It might be the single most ubiquitous antique-shop item in the history of vintage resale. The West Bend Penguin Hot and Cold Server (known to collectors at the Penguin Ice Bucket) was a globe-shaped kitchenware server, embossed with a clutch of penguins marching around its perimeter and perfect for ice cubes on the bar or rolls hot from the oven. Manufactured by the West Bend Aluminum Company in 1941 and available throughout the early '70s, the Penguin came in three metal finishes: chrome-plated steel, brushed aluminum, and solid copper. The chrome version, available with three different knob and penguin-wing-shaped handle options (wood, black Bakelite, and the more rare red Bakelite) was the most common.
The Penguin, a popular staple in many households for decades, can be found in nearly every antiques store in the country — but no more so than in Phoenix, where there appear to be more Penguins per resale square foot than in any other city. Why?

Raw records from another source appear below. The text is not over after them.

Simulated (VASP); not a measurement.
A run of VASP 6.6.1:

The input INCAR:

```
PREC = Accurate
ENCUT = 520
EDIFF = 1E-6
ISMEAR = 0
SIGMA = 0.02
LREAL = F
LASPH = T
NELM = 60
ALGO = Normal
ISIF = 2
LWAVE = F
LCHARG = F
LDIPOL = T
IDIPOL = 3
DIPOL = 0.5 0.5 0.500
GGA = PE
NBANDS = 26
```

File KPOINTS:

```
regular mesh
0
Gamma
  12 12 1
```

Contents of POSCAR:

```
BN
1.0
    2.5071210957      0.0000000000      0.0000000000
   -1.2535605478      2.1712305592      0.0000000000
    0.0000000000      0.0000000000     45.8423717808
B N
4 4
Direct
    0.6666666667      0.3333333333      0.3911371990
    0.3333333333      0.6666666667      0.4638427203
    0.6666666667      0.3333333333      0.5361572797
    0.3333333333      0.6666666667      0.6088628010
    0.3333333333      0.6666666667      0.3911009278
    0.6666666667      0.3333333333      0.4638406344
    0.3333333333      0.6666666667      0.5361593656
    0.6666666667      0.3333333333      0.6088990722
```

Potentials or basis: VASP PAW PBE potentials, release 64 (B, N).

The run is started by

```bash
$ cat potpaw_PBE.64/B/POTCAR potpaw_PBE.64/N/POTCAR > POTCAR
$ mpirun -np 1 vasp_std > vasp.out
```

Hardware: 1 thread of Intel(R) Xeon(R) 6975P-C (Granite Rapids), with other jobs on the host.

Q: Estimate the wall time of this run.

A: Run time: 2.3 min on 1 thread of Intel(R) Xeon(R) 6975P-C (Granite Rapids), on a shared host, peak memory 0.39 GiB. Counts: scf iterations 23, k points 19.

The story goes that, when West Bend ceased manufacturing of the Penguin in 1971, the leftover stock was sold to a man named Herman Fern. Herman, a former West Bend sales rep who'd retired to Phoenix, reportedly bought up all the leftover Penguins, then set about selling them, door to door, all over the Valley of the Sun. More than one local remembers Herman, in a three-piece suit, demonstrating the marvels of a shiny silver globe that keeps things both hot and cold!
When Herman died, his family reportedly found a stash of mint-in-box Penguins that they immediately sold to a Phoenix-based mid-century dealer, who began reselling them to local antique mall dealers. Thus, the inordinate number of shiny round chrome ice buckets (great for keeping rolls warm!) all over the Valley.